Package: unicode
Version: 2.8-1.1
Severity: normal
The unicode tool fails to properly construct some systematic
names that are abbreviated in the UnicodeData.txt file.
It completely fails to do it in Tangut and Tangut Supplement blocks:
$ unicode --brief 17a98
𗪘 U+17A98 - No such unicode character name in database
The name above should be "TANGUT IDEOGRAPH-17A98".
Other properties except the name are listed correctly.
Even in ranges where systematic names are derived correctly, unicode
still displays the UnicodeData meta-label instead of the character
name for the first and the last character:
$ unicode --brief ac00 ac01 d7a3 3400 3401 4dbf
가 U+AC00 <Hangul Syllable, First>
각 U+AC01 HANGUL SYLLABLE GAG
힣 U+D7A3 <Hangul Syllable, Last>
㐀 U+3400 <CJK Ideograph Extension A, First>
㐁 U+3401 CJK UNIFIED IDEOGRAPH-3401
䶿 U+4DBF <CJK Ideograph Extension A, Last>
The missing names should be:
U+AC00 HANGUL SYLLABLE GA
U+D7A3 HANGUL SYLLABLE HIH
U+3400 CJK UNIFIED IDEOGRAPH-3400
U+4DBF CJK UNIFIED IDEOGRAPH-4DBF
Leaving UnicodeData meta-label might make some sense in case
of control characters*, but it doesn't make any sense for ranges
that have systematic names defined by generative rules and are
abbreviated in UnicodeData only to save space.
* It would probably be better if controls and other code points
with no name followed the convention described in Unicode §4.8
for code point labels, i.e. <control-0009> for U+0009 instead of
just <control>, and other labels as appropriate for reserved,
noncharacter, private use, and surrogates instead of just
" - No such unicode character name in database", but that would
be a separate feature request that I don't care enough about to
make it.
-k
-- System Information:
Debian Release: bookworm/sid
APT prefers testing
APT policy: (900, 'testing'), (700, 'unstable')
Architecture: amd64 (x86_64)
Kernel: Linux 5.15.0-3-amd64 (SMP w/4 CPU threads)
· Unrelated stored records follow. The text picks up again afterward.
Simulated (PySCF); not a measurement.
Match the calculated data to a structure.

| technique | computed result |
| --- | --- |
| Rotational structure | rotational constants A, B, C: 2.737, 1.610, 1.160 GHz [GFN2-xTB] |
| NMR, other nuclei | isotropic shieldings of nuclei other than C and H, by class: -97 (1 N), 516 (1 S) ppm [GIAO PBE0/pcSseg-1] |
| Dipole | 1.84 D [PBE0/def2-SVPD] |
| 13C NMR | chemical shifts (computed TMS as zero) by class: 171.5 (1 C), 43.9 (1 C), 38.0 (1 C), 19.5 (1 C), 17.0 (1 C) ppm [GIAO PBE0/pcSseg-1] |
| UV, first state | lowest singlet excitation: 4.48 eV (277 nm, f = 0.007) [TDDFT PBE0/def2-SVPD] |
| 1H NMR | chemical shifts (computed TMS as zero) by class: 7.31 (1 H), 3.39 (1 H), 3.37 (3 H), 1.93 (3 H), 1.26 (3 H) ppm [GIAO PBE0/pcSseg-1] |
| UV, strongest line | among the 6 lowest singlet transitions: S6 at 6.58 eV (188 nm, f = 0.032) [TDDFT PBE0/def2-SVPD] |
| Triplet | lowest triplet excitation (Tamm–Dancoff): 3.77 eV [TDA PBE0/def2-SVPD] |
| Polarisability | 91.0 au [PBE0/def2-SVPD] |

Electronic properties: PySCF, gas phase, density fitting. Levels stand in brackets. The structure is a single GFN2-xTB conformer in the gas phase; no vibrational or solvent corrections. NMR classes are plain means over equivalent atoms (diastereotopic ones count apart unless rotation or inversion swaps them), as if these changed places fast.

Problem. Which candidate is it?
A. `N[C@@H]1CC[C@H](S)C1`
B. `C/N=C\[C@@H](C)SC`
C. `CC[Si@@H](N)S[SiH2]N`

Kernel taint flags: TAINT_WARN, TAINT_OOT_MODULE, TAINT_UNSIGNED_MODULE
Locale: LANG=pl_PL.UTF-8, LC_CTYPE=pl_PL.UTF-8 (charmap=UTF-8), LANGUAGE not set
Shell: /bin/sh linked to /bin/dash
Init: sysvinit (via /sbin/init)
Versions of packages unicode depends on:
ii python3 3.9.8-1
Versions of packages unicode recommends:
ii unicode-data 14.0.0-1.1
Versions of packages unicode suggests:
ii bzip2 1.0.8-5
-- no debconf information